Ian McKellen launches BFI Shakespeare on Film series
The programme involves a 110 country international tour and onstage interviews with the cast of The Hollow Crown
The BFI, Ian McKellen and the British Council have today announced details of Shakespeare on Film, the biggest ever programme of the bard's work on film.
The season will explore how filmmakers have adapted, been inspired by and interpreted Shakespeare's work for the big screen. Some of the highlights include:
Events at BFI Southbank
Events taking place at the BFI Southbank kick off on 31 March with the premiere of Play On! Shakespeare in Silent Cinema with the score performed live by the Shakespeare's Globe musicians. Various screenings throughout the following months include:
April: A focus on the Classics brought to life with a new 4K restoration, including:
• Laurence Olivier's Hamlet (1948)
• Kenneth Branagh's Henry V (1989)
• Roman Polanski's Macbeth (1971)
• Franco Zeffirelli's Romeo and Juliet (1968)
May: Shakespeare Re-imagined will explore how filmmakers have taken inspiration from Shakespeare's texts and re-interpreted them. Screenings include:
• A newly re-mastered All Night Long (Basil Dearden, 1961) set in the London jazz world and inspired by Othello.
• A new restoration in 3D of George Sidney's musical Kiss Me Kate (1953) and Gil Younger's 10 Things I Hate About You (1999) starring Heath Ledger – both based on The Taming of the Shrew.
• Derek Jarman's The Angelic Conversation (1985) featuring Shakespeare's Sonnets read by Judi Dench.
• Fred M Wilcox's Forbidden Planet (1956) puts a sci-fi spin on The Tempest.
• The Lion King (Roger Allers/Rob Minkoff, 1994) gives younger audiences a route into Hamlet.
In March there will be previews of The Hollow Crown: The Wars of the Roses, Henry VI part 1 & 2, with on-stage cast and crew interviews. The series stars Hugh Bonneville, Sophie Okonedo, Michael Gambon and Benedict Cumberbatch and is due to be broadcast on BBC Two in April.
18 key British Shakespeare films will tour to 110 countries, kicking off in Slovenia on Wednesday with screenings of Henry V (1944), Polanski's Macbeth (1979) Jarman's The Tempest (1979) and Hickox's Theatre of Blood (1973). The tour will visit locations including a refugee camp in the Kurdistan Region of Iraq, central parks in Moscow and various locations in Cuba.
McKellen starred alongside Maggie Smith, Jim Broadbent and Robert Downey Jr in Richard Loncraine's adaptation of Richard III (1995), and will spearhead the project, travelling around the world to present and discuss Shakespeare on Film. He will also host public but tours of the iconic film locations around London.

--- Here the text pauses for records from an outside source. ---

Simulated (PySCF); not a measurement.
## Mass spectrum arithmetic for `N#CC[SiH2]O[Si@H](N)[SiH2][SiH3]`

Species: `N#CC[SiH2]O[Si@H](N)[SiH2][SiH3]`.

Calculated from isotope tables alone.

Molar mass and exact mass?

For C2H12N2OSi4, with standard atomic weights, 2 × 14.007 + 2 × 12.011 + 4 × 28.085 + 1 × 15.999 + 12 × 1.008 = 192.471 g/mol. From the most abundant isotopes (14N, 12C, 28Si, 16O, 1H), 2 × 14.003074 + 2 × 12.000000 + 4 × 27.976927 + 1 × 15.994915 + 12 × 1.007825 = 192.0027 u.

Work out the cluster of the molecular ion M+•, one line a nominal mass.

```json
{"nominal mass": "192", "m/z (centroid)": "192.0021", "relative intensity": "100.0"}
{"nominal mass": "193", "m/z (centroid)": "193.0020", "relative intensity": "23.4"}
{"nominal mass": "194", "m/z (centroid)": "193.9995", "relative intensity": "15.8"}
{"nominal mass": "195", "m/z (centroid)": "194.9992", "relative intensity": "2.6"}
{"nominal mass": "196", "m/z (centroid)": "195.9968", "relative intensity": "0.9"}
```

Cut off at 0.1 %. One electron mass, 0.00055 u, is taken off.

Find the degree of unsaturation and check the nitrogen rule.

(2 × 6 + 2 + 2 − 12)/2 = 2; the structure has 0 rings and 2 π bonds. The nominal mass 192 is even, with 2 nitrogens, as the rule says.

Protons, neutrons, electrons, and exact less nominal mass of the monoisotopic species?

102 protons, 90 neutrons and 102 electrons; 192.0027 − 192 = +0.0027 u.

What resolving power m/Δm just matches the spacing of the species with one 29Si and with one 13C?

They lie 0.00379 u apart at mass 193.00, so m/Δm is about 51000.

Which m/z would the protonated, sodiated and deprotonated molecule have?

Ian McKellen said: "400 years on, Shakespeare's plays continue to dominate stages worldwide, mostly of course in translation, challenging actors, directors, designers and audiences.
"The BFI's Shakespeare on Film is more than just timely, it is a glimpse of the matchless collection of brilliant endeavour from world-beating Shakespeare experts like Laurence Olivier, Peter Brook and Kenneth Branagh whose films have popularised Shakespeare over the years. Their theatre-roots are evident. They have respect for the text and cut lines with regret."
Other events taking place around the globe include:
Brazil: 'Shakespeare House' at the Paraty International Literary Festival in June.
USA: Screenings at The Museum of Modern Art in New York in autumn.
Asia: Events at the East Asia international film festivals including Shanghai, Beijing and Hong Kong.
Poland: Play On! Shakespeare in Silent Cinema with local live music accompaniment as part of Wrocław European Capital of Culture.
Italy: A series of high profile events including screenings in 20 cities to explore the connection between Shakespeare's plays and Italian locations.
Greece: Shakespeare in the City, a series of open air screenings in archaeological sites, squares and parks in partnership with the Athens International Film Festival
Thanks to National Lottery funding, many rare Shakespearean film and television titles in the BFI National Archive are being made available to audiences nationwide including the first televised Shakespeare to feature a black actor as Othello, and Penny Woolcock's ambitious re-staging of the Scottish Play on Birmingham's Ladywood estate - Macbeth on the Estate (1997).
From 1 April until 12 June an exhibition in the Mezzanine Gallery at BFI Southbank will showcase items from multi-award-winning Hamlet (1948) directed by and starring Laurence Olivier, including the original costume worn by Olivier.
The BFI is collaborating with various partners and organisations to provide a way into teaching Shakespeare through film. These include a focus on diverse audiences with actors Hugh Quarshie and Bert Caesar leading a discussion around black Shakespeare, and historian Judith Buchanan leading an education event on Silent Shakespeare in May.